A simpler and more flexible approach to consistency in event-driven systems

What is it?

Dynamic Consistency Boundary (DCB) is a technique for enforcing consistency in event-driven systems without relying on rigid transactional boundaries.

Traditional systems use strict constraints to maintain immediate consistency, while event-driven architectures embrace eventual consistency for scalability and resilience. However, this flexibility raises challenges in defining where and how consistency should be enforced.

Introduced by Sara Pellegrini in her blog post "Killing the Aggregate", DCB provides a pragmatic approach to balancing strong consistency with flexibility. DCB allows for the selective enforcement of strong consistency where needed, particularly for operations that span multiple entities. This ensures critical business processes and cross-entity invariants remain reliable while avoiding the constraints of traditional transactional models. DCB helps teams optimize performance, scalability, and operational correctness by defining context-sensitive consistency boundaries.

How it works

To illustrate how DCB works, it makes sense first to explain the traditional Event Sourcing approach and its main issue:

In her blog post, Sara describes an example application that allows students to subscribe to courses. In this example, we assume the constraints applied to the student and the course to ensure their integrity are invariants. In other words, those constraints must always be satisfied before transitioning to a new state. For this reason, the student and the course are typically implemented as Aggregates.

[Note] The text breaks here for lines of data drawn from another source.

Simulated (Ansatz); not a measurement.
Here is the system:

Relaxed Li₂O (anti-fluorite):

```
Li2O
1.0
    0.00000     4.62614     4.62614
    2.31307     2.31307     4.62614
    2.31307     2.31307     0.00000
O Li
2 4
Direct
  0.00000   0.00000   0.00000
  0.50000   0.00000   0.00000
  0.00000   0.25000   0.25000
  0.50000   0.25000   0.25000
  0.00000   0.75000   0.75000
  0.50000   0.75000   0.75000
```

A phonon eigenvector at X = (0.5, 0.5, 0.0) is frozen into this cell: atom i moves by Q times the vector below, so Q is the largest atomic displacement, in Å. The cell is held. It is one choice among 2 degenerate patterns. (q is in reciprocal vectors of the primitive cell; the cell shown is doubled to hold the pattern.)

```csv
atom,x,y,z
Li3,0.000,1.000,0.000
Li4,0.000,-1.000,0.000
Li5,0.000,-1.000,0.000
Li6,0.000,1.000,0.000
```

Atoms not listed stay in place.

But then, constraints that affect both entities are introduced, namely:

  • a course cannot accept more than n students
  • a student cannot subscribe to more than 10 courses

Traditional approach

In many contexts, it is impossible to update two Aggregates with a single transaction; for this reason, such requirements are usually solved with a Saga that coordinates the process:

  1. Mark the student to be subscribed by publishing an Event to the Event Stream of the student
  2. Potentially in parallel, mark the course by publishing an Event to the Event Stream of the affected course
  3. If one of the two previous operations fails due to constraint violations (e.g. because another student was subscribed to the same course in the meantime), append some compensating Event

Traditional

This approach poses some issues in terms of added complexity and unwanted side effects (e.g. the state of the system being incorrect for a short period of time).

But even for the happy path, the implementation leads to two Events being published that represent the same fact.

DCB approach

DCB solves this issue by allowing Events to be tagged when they are published. This allows one Event to affect multiple entities/concepts in the same bounded context.

As a result, there is only a single Event Stream per bounded context, and the example above can be simplified to:

DCB approach

Reading Events

A DCB compliant Event Store allows to filter Events by their Type and/or Tags.

To determine how many students are enrolled in a course, simply count the subscription Events tagged with that course's identifier. Similarly, to find out how many courses a student is subscribed to, count the subscription Events tagged with that student's identifier.

Those queries can be combined. To find out...

  • ...whether the course with a specified id (e.g. c1) exists
  • ...whether the student with the specified id (e.g. s1) exists
  • ...how many students are subscribed to a course
  • ...and how many courses the student is subscribed to

the following query items can be specified (pseudo code):

[
  {
    "event_type": "course defined",
    "tag": "course:c1"
  },
  {
    "event_type": "student registered",
    "tag": "student:s1"
  },
  {
    "event_type": "student subscribed to course",
    "tag": "course:c1"
  },
  {
    "event_type": "student subscribed to course",
    "tag": "student:s1"
  }
]

As a result, only the Events matching the specified query will be returned:

  • one for the course defined Event (if the course exists)
  • one for the student registered Event (if the student was registered)
  • one for each subscription to the course
  • one for each subscription of the student

Info

Usually those queries wouldn't be written manually. Instead, they can be automatically deferred from the decision model definition as demonstrated by some of the Examples

Writing Events

Similar to a traditional Event Store, DCB can enforce consistency when persisting Events using Optimistic Locking.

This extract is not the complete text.